# Mini Project: Naive Bayes for NLP

Written by Adam Ten Hoeve  
COMP 4448 - Data Science Tools 2  
Summer 2021

In [16]:
# Load Necesary Libraries
import numpy as np
import pandas as pd
import re

from sklearn.naive_bayes import MultinomialNB
from sklearn.model_selection import train_test_split, GridSearchCV
from sklearn.feature_extraction.text import TfidfVectorizer
from sklearn.metrics import accuracy_score, f1_score

from nltk.corpus import stopwords

Find some text data of your own choice, it could be labelled tweets, etc. 
Your dataset should have at least 200 instances, and if there are several columns of text, you can choose to merge the text columns into a single text column.   

Clean the data, split the data, transform the data to a representation suitable for your algorithm, build your model and evaluate the model. Tune some parameters of interest and write a short report about what problem your mini project is trying to address, the description of your data, the choice of algorithm used, the performance of your algorithm, overfitting, the choice of hyperparameters tunned, then your recommendation or conclusion (imagine you were trying to recommend this algorithm to a stakeholder, and you need this report to include important and persuasive elements). Your report could be in one or two paragraphs and should include relevant code and output at the end. 

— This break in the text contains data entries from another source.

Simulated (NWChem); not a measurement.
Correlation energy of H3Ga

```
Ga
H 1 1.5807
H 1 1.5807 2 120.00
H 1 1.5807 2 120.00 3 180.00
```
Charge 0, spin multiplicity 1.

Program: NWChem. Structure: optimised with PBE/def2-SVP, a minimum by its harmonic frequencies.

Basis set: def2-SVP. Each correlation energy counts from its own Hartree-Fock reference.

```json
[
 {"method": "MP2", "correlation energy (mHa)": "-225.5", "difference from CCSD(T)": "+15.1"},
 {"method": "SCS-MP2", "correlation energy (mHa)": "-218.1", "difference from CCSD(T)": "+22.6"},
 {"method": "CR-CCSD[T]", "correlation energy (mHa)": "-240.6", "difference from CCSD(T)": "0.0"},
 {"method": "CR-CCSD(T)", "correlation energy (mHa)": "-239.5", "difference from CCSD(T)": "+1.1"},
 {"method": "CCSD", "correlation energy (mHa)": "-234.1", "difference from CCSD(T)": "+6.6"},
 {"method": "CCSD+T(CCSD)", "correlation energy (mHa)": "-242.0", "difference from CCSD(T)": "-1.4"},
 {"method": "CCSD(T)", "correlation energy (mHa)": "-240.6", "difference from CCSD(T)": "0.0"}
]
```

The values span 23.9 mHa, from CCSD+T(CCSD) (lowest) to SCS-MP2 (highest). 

Dataset can be found here: https://www.kaggle.com/uciml/sms-spam-collection-dataset

In [3]:
# Load the Spam vs Ham dataset
df = pd.read_csv("spam.csv", encoding='ISO-8859-1')
# Remove unneeded columns
df.drop(["Unnamed: 2", "Unnamed: 3", "Unnamed: 4"], axis=1, inplace=True)
# Rename columns
df.columns = ["label", "text"]
df.head()

Unnamed: 0,label,text
0,ham,"Go until jurong point, crazy.. Available only ..."
1,ham,Ok lar... Joking wif u oni...
2,spam,Free entry in 2 a wkly comp to win FA Cup fina...
3,ham,U dun say so early hor... U c already then say...
4,ham,"Nah I don't think he goes to usf, he lives aro..."


In [6]:
# Clean the data
# Remove trailing and leading whitespace, then convert everything to lowercase
df["text"] = df["text"].apply(lambda x: x.strip().lower())
# Remove punctuation and special characters
df["text"] = df["text"].apply(lambda x: re.sub(r"[^\w ]", "", x))
# Remove stopwords
cachedStopWords = stopwords.words("english")
df["text"] = df["text"].apply(lambda x: " ".join([word for word in x.split() if word not in cachedStopWords]))
df.head()

Unnamed: 0,label,text
0,ham,go jurong point crazy available bugis n great ...
1,ham,ok lar joking wif u oni
2,spam,free entry 2 wkly comp win fa cup final tkts 2...
3,ham,u dun say early hor u c already say
4,ham,nah dont think goes usf lives around though


In [9]:
# Convert the text data to tfidf data
vectorizer = TfidfVectorizer()
text_tfidf = vectorizer.fit_transform(df["text"])

In [10]:
# Split the data into training and test sets
X_train, X_test, y_train, y_test = train_test_split(text_tfidf, df["label"], test_size=0.2, random_state=42)

print(X_train.shape)
print(y_train.shape)
print(X_test.shape)
print(y_test.shape)

(4457, 9404)
(4457,)
(1115, 9404)
(1115,)


In [17]:
# Fit a Naive Bayes algorithm to the text tfidf data
nb_clf = MultinomialNB()
# Use a grid search to find the optimal parameters
param_grid = {"alpha": np.arange(0.05, 1.2, 0.05)}
grid = GridSearchCV(nb_clf, param_grid).fit(X_train, y_train)
# Find the best model from the gridsearch
best_nb = grid.best_estimator_

In [18]:
# Find the accuracy on the training and test sets
# Training set
train_preds = best_nb.predict(X_train)
print("Accuracy on the training set:", accuracy_score(y_train, train_preds))
# Test set
test_preds = best_nb.predict(X_test)
print("Accuracy on the test set:", accuracy_score(y_test, test_preds))

Accuracy on the training set: 0.9955126766883554
Accuracy on the test set: 0.9838565022421525


In [19]:
# Find the f1 score of the training and test se
print("F1 score on the training set:", f1_score(y_train, train_preds, pos_label="ham"))
print("F1 score on the test set:", f1_score(y_test, test_preds, pos_label="ham"))

F1 score on the training set: 0.9974160206718347
F1 score on the test set: 0.9907407407407408